The Stick You Use CHANGES Your Art...So Choose Wisely!
By Pete Kautz, 2005

Yes, it is true.  Not all Arnis sticks are created equal...and the stick you use changes your art, sometimes radically!

Take a moment and prove it to yourself - Just look at the sticks pictured here and answer this question about each one:

"How might your Arnis be different if you ONLY ever practiced with that one stick?"


From Short To Long, Light & Heavy

Like most people, I started in the Filipino martial arts in the late 80's using a medium length, light rattan stick at the school.  The first time I bought sticks of my own, however, I got a cheap set that had been sitting around...the reason being they were "too big" for anyone's taste.  These were the same length as the sticks everyone else had, but were almost twice the thickness.

What I quickly found was that although it was easy enough for me to adapt to using the heavier sticks after a little practice, other people had one heck of a time stopping the mass of the larger sticks in class.  It wasn't that I was any more aggressive or hit any harder when using these "table legs" (as some called them), it is simply that even a light strike with a stick of that mass is not easily handled by the light stick unless the defender really knows what they are doing.

Intrigued with how these heavier sticks handled, I bought another "unwanted" chunk of rattan that was this time "too long and too heavy".  I liked this stick a lot, but most people would just ask me to put it away...they hated training against it.  I still have this stick (the 3rd from the right in the photo) and it is one of my favorites because it works well for me with either single or double-handed techniques.

Since that time, I have always been interested in seeing what kinds of sticks different people use when first checking out a video or book on their approach to the art.

There was an excellent article many years ago in one of the magazines on the hidden stick art inside of Kajukenbo.  What they stressed was mobility and power through repetition of basics using very heavy sticks...specifically long pieces of 2x4 lumber which is cut down on one end to serve as a handle!

Now, by this point, you probably think I am going to say that light sticks are worthless, right?  Wrong!  Like many things in the martial arts it is not always a issue of one being best, just all being different.  Let me explain...

Now, if power and strength development come from working with the heavy sticks, what comes from working with the light sticks?  In a single word - SPEED!  The light stick can move with lightning speed to strike deceptively from high to low and left to right before you can blink.  The style of movement and attributes developed by training with these "whips" is very different then that developed from the heavy stick!

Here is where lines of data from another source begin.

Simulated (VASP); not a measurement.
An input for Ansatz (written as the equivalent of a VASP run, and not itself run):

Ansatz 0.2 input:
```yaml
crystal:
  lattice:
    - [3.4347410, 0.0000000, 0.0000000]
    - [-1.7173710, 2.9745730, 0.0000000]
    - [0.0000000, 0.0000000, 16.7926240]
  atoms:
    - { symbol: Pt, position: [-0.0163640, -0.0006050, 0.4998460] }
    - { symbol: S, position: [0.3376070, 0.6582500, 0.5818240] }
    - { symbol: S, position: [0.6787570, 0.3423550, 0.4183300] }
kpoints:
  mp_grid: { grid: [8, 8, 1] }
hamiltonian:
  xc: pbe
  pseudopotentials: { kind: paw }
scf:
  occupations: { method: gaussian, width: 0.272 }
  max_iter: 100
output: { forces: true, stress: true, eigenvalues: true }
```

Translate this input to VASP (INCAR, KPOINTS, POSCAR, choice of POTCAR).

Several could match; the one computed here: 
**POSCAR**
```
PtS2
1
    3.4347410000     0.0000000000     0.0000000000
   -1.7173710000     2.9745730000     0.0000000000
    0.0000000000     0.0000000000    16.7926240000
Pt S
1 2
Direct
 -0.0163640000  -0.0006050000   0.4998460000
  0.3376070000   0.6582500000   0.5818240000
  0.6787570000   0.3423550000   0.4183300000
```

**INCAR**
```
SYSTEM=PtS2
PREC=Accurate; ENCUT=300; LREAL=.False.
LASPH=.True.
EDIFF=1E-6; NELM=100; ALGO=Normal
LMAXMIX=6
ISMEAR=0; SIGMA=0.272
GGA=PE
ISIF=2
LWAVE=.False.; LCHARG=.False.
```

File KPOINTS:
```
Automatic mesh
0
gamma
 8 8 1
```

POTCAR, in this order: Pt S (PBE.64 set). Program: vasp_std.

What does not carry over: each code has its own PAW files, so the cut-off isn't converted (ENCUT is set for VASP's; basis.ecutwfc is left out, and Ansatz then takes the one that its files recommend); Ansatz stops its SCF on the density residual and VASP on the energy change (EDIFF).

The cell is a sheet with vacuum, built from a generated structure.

With the light sticks it is almost more like a knife-fight than a stick-fight in the sense of the movement.  In this sense, they serve as an over-training for the knife because of their speed as levers.  Just like the knife, it is also the THRUST that is the king of stopping blows with the light stick.  Whereas someone can take a strike from the light stick and still move in to grapple, the thrust will keep them out, particularly the face thrust.

What is the answer then?

Train with them all to develop different attributes.